The General Court of the European Union ruled on December 12 that the Cannabis Store Amsterdam logo was unregistrable as violative of public policy and morality because it would encourage illegal activity. This decision is significant because the court viewed the whole logo as offensive, despite that the goods claimed did not include any cannabis products and the image itself was not marijuana (which comes from the flower, not the leaf).
In 2016, Santa Conte filed an application with the European Union Intellectual Property Office (EUIPO) to register the Cannabis Store Amsterdam trademark for various food and drink products.
The EUIPO rejected the application because it claimed that it violated Articles 7(1) and 7(2) of the EU Trademark Regulation, which prohibit registration of trademarks that violate public policy and morality. Conte put forth various arguments in her defense, including that the goods and services claimed were not illegal, cannabis flowers (rather than leaves) create marijuana, and there is nothing objectionable about the words “Amsterdam” and “store.” But the EUIPO and the General Court were not persuaded by these arguments. The main thrust of their approach was that the cannabis leaves are a “media symbol” that the public understands as meaning cannabis with higher levels of the psychoactive ingredient THC, and the words “Amsterdam” and “store” connote the famous Amsterdam “coffee shops” that sell marijuana. Thus, although the whole logo, if taken literally, would not encourage illegal activity, the hidden message of the logo would indicate that the underlying goods and services involve narcotic substances.
The decision emphasized the Board of Appeal’s conclusion that the leaf graphic in the mark is often used as a media symbol to communicate the psychoactive properties of marijuana and is recognized by a significant portion of the relevant public as such. The incorporation of the literal elements “store” and “Amsterdam” into the mark was cited as a basis for finding that the mark conveyed an association with marijuana products famously sold by Amsterdam’s “coffee shops,” and the presence of this potential meaning was a sufficient basis for refusing the application.
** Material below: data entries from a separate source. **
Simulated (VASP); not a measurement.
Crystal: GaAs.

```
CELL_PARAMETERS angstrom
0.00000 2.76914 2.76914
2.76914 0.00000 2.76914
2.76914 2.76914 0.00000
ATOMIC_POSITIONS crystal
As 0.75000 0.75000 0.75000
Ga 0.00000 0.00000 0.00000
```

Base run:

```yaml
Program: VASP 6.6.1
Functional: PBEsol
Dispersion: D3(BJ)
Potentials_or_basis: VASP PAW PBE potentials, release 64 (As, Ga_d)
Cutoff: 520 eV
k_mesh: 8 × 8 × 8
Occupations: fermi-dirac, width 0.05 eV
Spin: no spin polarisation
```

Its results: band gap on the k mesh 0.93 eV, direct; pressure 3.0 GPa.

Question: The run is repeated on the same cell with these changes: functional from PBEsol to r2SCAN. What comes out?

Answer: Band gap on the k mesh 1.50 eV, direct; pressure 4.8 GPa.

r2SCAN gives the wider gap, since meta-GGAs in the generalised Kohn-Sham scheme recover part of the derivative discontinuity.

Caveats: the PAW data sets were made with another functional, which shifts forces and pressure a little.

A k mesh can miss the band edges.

In short, the decision maintained that the relevant public would associate the mark with narcotic substances and would therefore expect that the underlying goods and services are narcotic. Conte's reference to common uses of cannabis for lawful purposes was not accepted because, although cannabis laws of certain member states have recently been evolving, there are many countries of the EU where products derived from cannabis and containing more than 0.2% THC remain illegal. The decision pointed to such legislation as reason for finding that there is currently no unanimous approach to the legality of cannabis products in the EU and cited further support for refusing the application based on certain “public policy” concerns (i.e., that the prohibition and policing of marijuana products in member states, where prohibited, meets public health objectives that correspond to certain member states’ systems of values). Moreover, the decision referenced Article 38 of the Treaty on the Functioning of the European Union, a provision that cites illicit drug trafficking as an area of serious crime with cross-border dimensions, and therefore an area in which the EU legislature is permitted to intervene.
Of course, this decision is controversial since concepts of “public policy” and “morality” are very subjective. Specifically, “public policy” prohibitions are described by Article 7(1) as those that may contradict basic principles and values of the European political and social order, while “morality” is specified by Article 7(2) as content that would be perceived by a significant part of the relevant public as “going directly against the basic moral norms of society.” Presumably, as the patchwork quilt of EU members states’ regulations on cannabis (hemp or marijuana) achieve further harmonization, an appeal concerning a mark such as the one at issue here may be decided very differently in 10 years’ time. For now, however, it appears that future applications similar to the one at issue here are likely to meet similar refusals if their figurative or literal elements convey that the underlying goods and services contain the THC content that remains illegal in a majority of EU member states.